Brent Burley talked us through the development of Disney’s new Path Tracer Hyperion in this session. Path Tracing is the third cornerstone in Disney’s new rendering strategy with the former two being PTex and the new “principled” BRDF (Disney made available a nice tool to explore different measured BRDFs called BRDF Explorer).

Hyperion was used as the main renderer for Big Hero 6, Disney’s newest animated feature film. This was a big challenge as the development of Hyperion started only about three or four months before movie production. In essence the development of the movie and the render engine were in sync. This was a bit of a gamble, because the engine didn’t have all of its features yet and there was no way of telling how development would turn out down the road.

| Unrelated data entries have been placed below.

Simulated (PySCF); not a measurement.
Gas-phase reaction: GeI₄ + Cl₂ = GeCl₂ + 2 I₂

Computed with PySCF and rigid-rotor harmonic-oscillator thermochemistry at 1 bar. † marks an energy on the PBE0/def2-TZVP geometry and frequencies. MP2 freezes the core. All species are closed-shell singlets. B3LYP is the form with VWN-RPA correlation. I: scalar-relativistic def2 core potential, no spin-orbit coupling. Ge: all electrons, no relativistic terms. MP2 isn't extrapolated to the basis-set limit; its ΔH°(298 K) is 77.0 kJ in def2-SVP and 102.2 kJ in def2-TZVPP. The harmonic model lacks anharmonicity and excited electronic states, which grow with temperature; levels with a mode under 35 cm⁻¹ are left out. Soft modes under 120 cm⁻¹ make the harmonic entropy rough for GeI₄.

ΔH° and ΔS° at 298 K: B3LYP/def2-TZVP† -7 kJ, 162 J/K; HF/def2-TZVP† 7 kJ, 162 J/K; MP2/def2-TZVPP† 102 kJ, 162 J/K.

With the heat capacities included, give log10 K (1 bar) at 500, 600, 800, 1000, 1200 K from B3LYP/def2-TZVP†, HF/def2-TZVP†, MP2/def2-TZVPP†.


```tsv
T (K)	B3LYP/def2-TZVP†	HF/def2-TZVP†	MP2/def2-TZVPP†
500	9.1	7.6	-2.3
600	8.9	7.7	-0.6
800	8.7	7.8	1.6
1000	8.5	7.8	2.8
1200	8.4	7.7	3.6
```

Like Manuka, Weta’s new render engine, or Arnold, Hyperion is a Path Tracer. The biggest problem with path tracers is the inherent noise. So where you get the benefit of a “correct” solution and relatively few dials for the artist to “fight” with, the downside is that it is very hard to get rid of the noise in a timely manner.

This is an inherently mathematical problem to deal with. To half the noise in an image, you have to quadruple the samples fired into the scene. Since you are always halving the noise, there is never a stage where you can reach zero noise. The best you can hope for is to reach a certain noise floor. Meaning all the important details in the image are represented (instead of hidden in too much noise). Once you reach that noise floor, the best solution Disney has found is to filter out the remaining noise.

To converge to the noise floor as quickly as possible, there are a few optimization techniques at work. First, rays in areas of common interest are grouped into batches. Those batches receive a high number of samples that are then smartly “redistributed” to the corresponding pixels. At technique I haven’t yet completely grasped, but that I plan to revisit with Mr Burley when I get a chance.

The net win seems to be with multiple bounces. First the speed hit is very minimal with multiple bounces and you need less bounces overall to reach acceptable light energy in the scene.

This was tested by going into a lighting lab situation. In essence they took a series of photographs and replicated the results with Hyperion. The results where pretty exact and it turns out that images that seemed to deliver wrong results where simply not using enough bounces. Once the proper bounce amount was dialed in, all the glows, light bleeds and so forth started working and the results looked natural.

Another optimization technique was the Statistical Lobe Selection Tree, which basically applies weights to the components of a pixel (light influence, reflective, diffuse, refractive influence, etc.). Once you have figured out what influences the pixel most, you can spend more samples there.

This got turned on its head when artists started using tens of thousands of lights in a shot. Sorting that many lights would have taken longer then simply brute forcing the sampling. The solution was to figure out where 95% of the influence comes from, which is usually the five or so closest lights, and then use the other 5% for a randomly picked light source.

There are also effects that can take a long time to calculate with even just one sample. Like a ray that bounces around skin for a while, just to exit somewhere else with less energy. in those cases Disney used a simple “shortcut”: biased filtering.

Say for Subsurface Scattering, Disney simply assumes that a ray exits a random maximum distance from the entry point with a certain amount of less energy. Which works well for most situations for things like SSS or hair. It has issues with small objects, but those can be worked around. The next step in Hyperion development is actually to improve the workflow for those situations in the future.

Another common issue were fireflies on water from bright light sources. Sun, anyone? This also is an intrinsically mathematical issue as the sun is a tiny and incredibly bright light source, which means it’s practically impossible to converge to a noise free result. The workaround they came up with was pretty genius. They first create a photon map that stores the energy of the refracted and reflected light and then use the calculated light energy values to basically turn hard surface objects into emitters. That means they spread out the high energy light source of the sun and made it trivial to sample. The result were beautiful caustics and inter reflections without any noise or sparkling at a reasonable rendertime.

A tricky thing with path tracers is the output of different passes for compositing. For this, Hyperion uses a technique called Stochastic Path Classification, which allows inexpensive splitting of a light ray into diffuse and specular components (and a number of additional passes). An added benefit is that it becomes possible to add some artistic local control on top of a shader. They call it transport modifier and it allows artists to tell a surface to use less specular contribution for example.

One interesting statistic was that due to the progressive nature of a path tracer only 15% re-renders took place. Meaning that most of the shots only had one final render pass. This was possible because every artist in every department always has a noisy preview of the final image in, more or less, realtime. There were no unexpected surprises, which made it possible to render the whole show in less then four months.